Question

If f and g are functions of time, and at time t = 2, f equals 5 and is rising at a rate of 6 units per second, and g equals 7 and is rising at a rate of 9 units per second, then f/g equals and is changing at a rate of units per second. If f and g are functions of time, and at time t = 3, f equals 9 and is rising at a rate of 6 units per second, and g equals 8 and is rising at a rate of 9 units per second, then f/g equals and is changing at a rate of units per second.

Answer 1

Answer:

f/g at t =3 will be 9/8

d/ddx(f(x)/g(x))=f'(x)d(x)-f(x)g'(x)/(g'(x))^2

rate of change=(6*8)+(9*9)/9^2

rate of change =43/27=1.5925

Answer 2

Answer:

a) $\frac{f}{g}= \frac{5}{7}$

It is changing at a rate of $\ \frac{-3}{49}$  units per seconds

b) $\frac{f}{g}= \frac{9}{8}$

It is changing at a rate of $\frac{- \ 33}{64}$ units per seconds

Step-by-step explanation:

A

Given that:

f and g are functions of time (t):

i.e  

f(t) =0

g(t) = 0

Now; at time (t) = 2 ; f equals 5 and is rising at a rate of 6 units per second.

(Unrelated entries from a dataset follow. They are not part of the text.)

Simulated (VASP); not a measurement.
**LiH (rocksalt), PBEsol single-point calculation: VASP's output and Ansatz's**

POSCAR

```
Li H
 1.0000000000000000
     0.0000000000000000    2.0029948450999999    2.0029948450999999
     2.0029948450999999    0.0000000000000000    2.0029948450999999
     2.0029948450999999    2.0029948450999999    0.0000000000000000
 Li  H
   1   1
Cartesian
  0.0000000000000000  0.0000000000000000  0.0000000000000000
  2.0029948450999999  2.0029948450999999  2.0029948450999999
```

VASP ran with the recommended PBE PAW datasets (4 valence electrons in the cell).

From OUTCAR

Also; at time 2; g equals 7 and is rising at a rate of 9 units per second

This implies that:

f(2) = 5                   f' (2) = 6

g(2) = 7                  g' (2) = 9

Then $\frac{f}{g}$ can be directly  calculated from the  given values which is:

$\frac{f}{g}= \frac{5}{7}$

Using differentiation to determine the rate of changing ; we have

$\frac{d}{dt} [\frac{f(t)}{g(t)} ]_{t=2}$ $= \frac{g(t).f'(t)-f(t).g'(t)}{(g(t))^2}$

$\frac{d}{dt} [\frac{f(t)}{g(t)} ]_{t=2}$ $= \frac{7.(6)-5.(9)}{(7)^2}$

$\frac{d}{dt} [\frac{f(t)}{g(t)} ]_{t=2}$ = $\frac{42-45}{49}$

$\frac{d}{dt} [\frac{f(t)}{g(t)} ]_{t=2}$ $= \ \ \ \frac{-3}{49}$

∴ It is changing at a rate of $\ \frac{-3}{49}$  units per seconds

B

Given that:

f and g are functions of time (t):

i.e  

f(t) =0

g(t) = 0

NOW; at time (t) = 3

f (3) = 9                                      f' (3) = 6

g (3) = 8                                     g' (3) = 9

Then $\frac{f}{g}$ can be directly  calculated from the  given values which is:

$\frac{f}{g}= \frac{9}{8}$

Using differentiation to determine the rate of changing ; we have

$\frac{d}{dt} [\frac{f(t)}{g(t)} ]_{t=3}$ $= \frac{g(t).f'(t)-f(t).g'(t)}{(g(t))^2}$

$\frac{d}{dt} [\frac{f(t)}{g(t)} ]_{t=3}$ $= \frac{8.(6)-9.(9)}{(8)^2}$

$\frac{d}{dt} [\frac{f(t)}{g(t)} ]_{t=3}$ $= \frac{48-81}{64}$

$\frac{d}{dt} [\frac{f(t)}{g(t)} ]_{t=3}$ $= \ \frac{- \ 33}{64}$

∴ It is changing at a rate of $\frac{- \ 33}{64}$ units per seconds

The negative signs means they are decreasing.